The Ontario Labour Relations Board (“OLRB”) issued a decision on August 30, 2018 in William Joseph Thorogood v North 44 Property Management, 2018 CanLII 8272 in which the OLRB found that a decision to terminate the applicant contravened section 50 of the Occupational Health and Safety Act (“OHSA”) which provides:
50 (1) No employer or person acting on behalf of an employer shall,
a) dismiss or threaten to dismiss a worker;
b) discipline or suspend or threaten to discipline or suspend a worker;
c) impose any penalty upon a worker; or
d) intimidate or coerce a worker,
because the worker has acted in compliance with this Act or the regulations or an order made thereunder, has sought the enforcement of this Act or the regulations or has given evidence in a proceeding in respect of the enforcement of this Act or the regulations or in an inquest under the Coroners Act.
There is a reverse onus under section 50(5) of the OHSA provides that “the burden of proof that an employer or person acting on behalf of an employer did not act contrary to subsection (1) lies upon the employer or the person acting on behalf of the employer.”
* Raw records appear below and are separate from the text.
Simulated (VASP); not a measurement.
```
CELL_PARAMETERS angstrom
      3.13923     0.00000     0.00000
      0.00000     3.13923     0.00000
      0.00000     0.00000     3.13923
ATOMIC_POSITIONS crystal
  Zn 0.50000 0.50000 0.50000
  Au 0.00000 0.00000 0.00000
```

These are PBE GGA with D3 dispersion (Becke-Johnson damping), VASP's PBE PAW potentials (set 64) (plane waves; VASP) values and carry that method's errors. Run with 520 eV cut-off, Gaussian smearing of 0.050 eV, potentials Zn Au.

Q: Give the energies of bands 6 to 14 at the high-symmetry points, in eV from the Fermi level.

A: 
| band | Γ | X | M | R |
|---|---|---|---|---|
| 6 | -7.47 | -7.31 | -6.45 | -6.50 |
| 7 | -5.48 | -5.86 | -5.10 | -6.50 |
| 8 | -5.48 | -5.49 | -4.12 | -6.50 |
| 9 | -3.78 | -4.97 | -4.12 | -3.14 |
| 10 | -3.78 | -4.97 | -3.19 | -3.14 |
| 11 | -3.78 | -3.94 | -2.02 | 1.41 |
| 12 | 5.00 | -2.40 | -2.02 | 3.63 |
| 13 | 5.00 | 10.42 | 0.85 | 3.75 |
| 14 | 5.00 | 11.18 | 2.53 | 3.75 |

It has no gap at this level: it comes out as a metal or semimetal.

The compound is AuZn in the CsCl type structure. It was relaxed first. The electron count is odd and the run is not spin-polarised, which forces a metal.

The OLRB relied on Fullerton v. Nygard International, 2008 CanLII 67281 (ON LRB), 2008 CanLII 67281 at paragraphs 29 and 30:
29. The combined effect of these provisions is that, for the Board to find that there was a reprisal in this matter, it must be satisfied that the applicant was engaged in the exercise of his statutory rights, and that the exercise of those rights was a motivating factor, no matter how small, for Nygard’s decision to terminate the applicant’s employment. Even if the employer has what would otherwise be legitimate reasons for termination, if one factor in the decision is the applicant having exercised his rights under the OHSA, the termination will be found to be a violation of section 50 of the OHSA (see for example, MLG Enterprises Limited,  OLRB Rep. Nov. 1550).
Though no refering to it specifically, the OLRB echoed the Supreme Court of Canada decision in Rizzo & Rizzo Shoes Ltd. (Re) 1998 CanLII 837 (SCC) where Iacobucci J. speaking for the Court stated:
Finally, with regard to the scheme of the legislation, since the ESA is a mechanism for providing minimum benefits and standards to protect the interests of employees, it can be characterized as benefits-conferring legislation. As such, according to several decisions of this Court, it ought to be interpreted in a broad and generous manner. Any doubt arising from difficulties of language should be resolved in favour of the claimant (see, e.g., Abrahams v. Attorney General of Canada, 1983 CanLII 17 (SCC),  1 S.C.R. 2, at p. 10; Hills v. Canada (Attorney General), 1988 CanLII 67 (SCC),  1 S.C.R. 513, at p. 537). It seems to me that, by limiting its analysis to the plain meaning of ss. 40 and 40a of the ESA, the Court of Appeal adopted an overly restrictive approach that is inconsistent with the scheme of the Act.
It is important to note that in these types of cases, if any part of the employers decision, for example to terminate the employee, was based on the employee’s exercise of rights under the OHSA, the entire decision will be tainted and will be found to contravene section 50.
In these cases, as in many cases, the timing and context in which the decision is made is important. The OLRB in Thorogood stated:
The timing of the termination of the applicant’s employment is suspicious. Given that the applicant was fired shortly after he raised directly health and safety concerns, there is a heavy onus on [the employer] to explain the suspicious circumstances.
The employer put forward business reasons in support of the termination, namely lack of work, which existed for some time prior to the applicant’s articulation of health and safety concerns. Here is the context/optics:
According to the employer’s evidence, it knew at the earliest by February 1, 2018, and definitely by February 14, 2018, that it wasn’t successful in gaining the additional building. In February, Ms. Vowels was tasked with deciding which employee would be released. Moreover, the employer provided the applicant with a raise effective March 5, 2018, confirming his successful completion of the probationary period. On the same day, the regional manager’s internal email response on its face indicates that Mr. Gardner would be laid off soon for lack of work, after having raised health and safety concerns. Two days later, on March 7, 2018, the applicant had his performance assessment, at which time he articulated several health and safety concerns. It was only after this point that the applicant’s employment was terminated.
The fact that the Ministry of Labour inspector who investigated the employees’ OHSA complaint issued no orders against the employer was not a defence to a reprisal complaint. In the words of the OLRB, “statutory compliance is not the focus of the Board’s enquiry.”
In the circumstances, the OLRB found that the employer had violated section 50 of the OHSA.
In terms of remedy, the applicant was awarded lost wages for eight weeks from the termination date to the hearing date, loss of the value of the job which, in accordance with Board practice, was calculated as one month’s pay per year of service, and emotional pain and suffering. The total monetary award was $4,002.70.